Mathematician's names in structures.

In some cases is totally whimsical. Funny quote for Rudin, Functional Analysis about Tychonoff's Theorem:

"A. Tychonoff proved this for Cartesian products of intervals (Math. Ann., vol. 1 02, pp. 544--561, 1930) and used it to construct what is now known as the Čech (or Stone-Čech) compactification of a completely regular space. E. Čech (Ann. Math., vol. 38, pp. 823-844, 1937 ; especially p. 830) proved the general case of the theorem and studied properties of the compactification. Thus it appears that Čech proved the Tychonoff theorem, whereas Tychonoff found the Čech compactification-a good illustration of the historical reliability of mathematical nomenclature."


It seems that the usual way in modern mathematics is that one author is investigating a particular mathematical structure in a research paper, and then other authors reference this structure with the name of the original author attached. Usually, important theorems are named after people who published them (cf. also Stigler's Law). This also results in important mathematical objects from the theorem to get the same name.

For instance:

David Hilbert developed a theory of quadratic forms of infinitely many unknowns in a series of notes in the years 1906 to 1910, essentially laying the foundation of selfadjoint operators in Hilbert spaces. But the methods involved do not make use of Hilbert spaces (the only one is $\ell^2$). It's told ([1]) that Hilbert asked the following, after a talk by Herrmann Weyl (translation by me):

Weyl, there's one thing you need to explain to me: What's a Hilbert's space? I did not understand this.

Stefan Banach contributed in an essential way to the examination of Banach spaces; his dissertation was printed in 1922. The term "Banach spaces" was introduced by Fréchet in 1928; in a monography from 1932, Banach himself uses the term "spaces of type (B)".

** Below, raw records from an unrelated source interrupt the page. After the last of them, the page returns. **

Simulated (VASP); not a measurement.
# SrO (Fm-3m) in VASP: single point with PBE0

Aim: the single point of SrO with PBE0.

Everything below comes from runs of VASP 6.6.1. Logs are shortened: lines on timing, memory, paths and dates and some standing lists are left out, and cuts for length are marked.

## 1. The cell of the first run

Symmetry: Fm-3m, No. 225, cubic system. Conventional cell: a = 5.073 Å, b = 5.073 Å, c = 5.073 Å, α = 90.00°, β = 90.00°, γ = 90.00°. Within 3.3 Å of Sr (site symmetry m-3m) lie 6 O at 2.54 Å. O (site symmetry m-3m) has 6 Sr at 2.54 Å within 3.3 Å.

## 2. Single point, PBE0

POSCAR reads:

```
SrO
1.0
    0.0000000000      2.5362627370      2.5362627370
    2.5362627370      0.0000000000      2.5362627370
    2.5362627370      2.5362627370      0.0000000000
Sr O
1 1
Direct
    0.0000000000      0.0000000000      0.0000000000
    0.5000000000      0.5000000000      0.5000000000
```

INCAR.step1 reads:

Similarly, Hirotugu Akaike introduced in his 1974 paper "A new look at the statistical model identification " an information criterion called "An Information Criterion" and abreviated it with AIC. Conveniently, this was backronymed to "Akaike's Information Criterion" rather quickly, e.g. in N. Sugiura's "Further analysis of the data by Akaike’s information criterion and the finite corrections" from 1978.

[1]: Dirk Werner: Funktionalanalysis, Chapter V: Hilbert Spaces, Sec. 7: Remarks (German)


I think no one ever decides to name something after himself. Often enough person A first does some pioneering work, then person B comes along and identifies the proper space/notion/object underlying the work of person A and expands further the theory, and proposes to name it after A.

Or A comes up with some really important notion, then everyone cites A's results/notion and by consensus it becomes A's space/graph/theorem or whatever.